Thanks, Paul and Bill (I learned a lot from Paul, whose 90DS is amazing, and have been co-learning with Bill each year at NEAF, who donates his time the Lunt scopes).
Seldom, it is mostly just a matter of practice. I've been at it a while and I still keep learning new things. One hint is that there are more degrees of freedom to adjust than you realize. I am only visual, so my list is a little different from an imager, but here goes: tuning each of the tuners (obviously), whether the tuners are on the same side or opposite side or elsewhere, the exact angle between the DSII unit and the telescope body (there is some play possible as you tighten the thumb screws), use of the new anti-reflection filter, which eyepiece (for visual), whether you use a binoviewer, and whether you break from Lunt advice and put the single-stack spacer between the DSII and the telescope body.
I do tune them both at the same time. I keep my tuners on opposite sides. I first open and close them both (which means moving my hands in opposite directions because the tuners are on opposite sides), sweeping up- and down-band to find the highest contrast. Then I move my hands in the same direction (opening one while closing the other), looking for maximum brightness, and repeat once or twice. But any way you get there is fine. Part of it is just knowing what it is supposed to look like.

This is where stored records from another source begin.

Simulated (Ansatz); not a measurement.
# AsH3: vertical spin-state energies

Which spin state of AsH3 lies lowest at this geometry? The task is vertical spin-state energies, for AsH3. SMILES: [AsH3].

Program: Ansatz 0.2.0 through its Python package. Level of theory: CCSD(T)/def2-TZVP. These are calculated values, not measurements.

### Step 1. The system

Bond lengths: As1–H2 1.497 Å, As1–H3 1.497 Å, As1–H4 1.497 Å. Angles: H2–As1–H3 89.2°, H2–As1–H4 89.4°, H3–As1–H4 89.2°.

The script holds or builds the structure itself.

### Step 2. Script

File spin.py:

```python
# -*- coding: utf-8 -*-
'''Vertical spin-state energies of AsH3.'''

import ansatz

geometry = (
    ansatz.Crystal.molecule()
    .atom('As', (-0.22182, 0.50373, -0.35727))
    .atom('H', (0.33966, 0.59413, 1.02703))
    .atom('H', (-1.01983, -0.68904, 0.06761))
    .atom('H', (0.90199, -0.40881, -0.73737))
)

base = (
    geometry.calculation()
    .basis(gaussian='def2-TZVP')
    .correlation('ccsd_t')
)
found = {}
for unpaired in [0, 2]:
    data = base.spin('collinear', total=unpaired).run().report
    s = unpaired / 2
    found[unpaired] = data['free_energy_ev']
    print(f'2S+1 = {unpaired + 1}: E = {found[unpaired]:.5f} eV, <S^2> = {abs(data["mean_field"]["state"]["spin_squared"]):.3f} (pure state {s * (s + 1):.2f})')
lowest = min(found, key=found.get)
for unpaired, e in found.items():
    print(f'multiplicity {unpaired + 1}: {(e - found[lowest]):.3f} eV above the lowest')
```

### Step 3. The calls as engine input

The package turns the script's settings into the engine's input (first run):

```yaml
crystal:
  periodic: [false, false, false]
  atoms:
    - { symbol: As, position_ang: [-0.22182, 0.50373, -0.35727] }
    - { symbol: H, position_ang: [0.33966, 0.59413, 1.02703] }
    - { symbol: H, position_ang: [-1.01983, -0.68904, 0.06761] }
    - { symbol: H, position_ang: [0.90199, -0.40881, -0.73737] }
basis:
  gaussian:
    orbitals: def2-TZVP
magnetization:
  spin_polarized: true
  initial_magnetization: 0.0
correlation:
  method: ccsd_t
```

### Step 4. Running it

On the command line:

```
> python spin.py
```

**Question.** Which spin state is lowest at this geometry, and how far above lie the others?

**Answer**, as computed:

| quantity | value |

Here is my current approach:
If I am using a single eyepiece, I do put the antireflection filter in. It's a little dimmer but the sky is black and the scope is relatively insensitive to the other tweaks. It just works. The LS100 DSII at NEAF this year used the anti-reflection filter, and it was great, especially because the LS100 is a bright scope.
If I am using a binoviewer, then I skip the antireflection filter to maximize brightness. Then it becomes important to get everything else perfect. Mainly adjusting the exact angle of the DSII unit against the telescope body to get the best view.
If I am going for high power (140x), especially on proms, then I skip the antireflection filter (to maximize brightness), but I put the single-stack spacer between the telescope and the DSII unit. This makes the reflections much worse, so I use a few layers of paper as a shim to force a tilt between the spacer and the telescope body. This pushes the reflections to one side or another of the sun. The side without reflections is sharp, high contrast, and with a black sky. (Remember this is high power, so the reflections are out of the field of view.) The view is also relatively bright given the power. Partly because in the normal configuration, the DSII vignettes the light cone a little, and with the spacer it doesn't. The question is whether those outer couple of millimeters add more brightness or add aberrations. In my experience, high power ends up better. On proms it is worth switching it around for that added brightness. For disk details, it is probably not worth the effort and is not clearly better.
Good luck, and have fun.
Edited by George9, 06 June 2015 - 09:19 PM.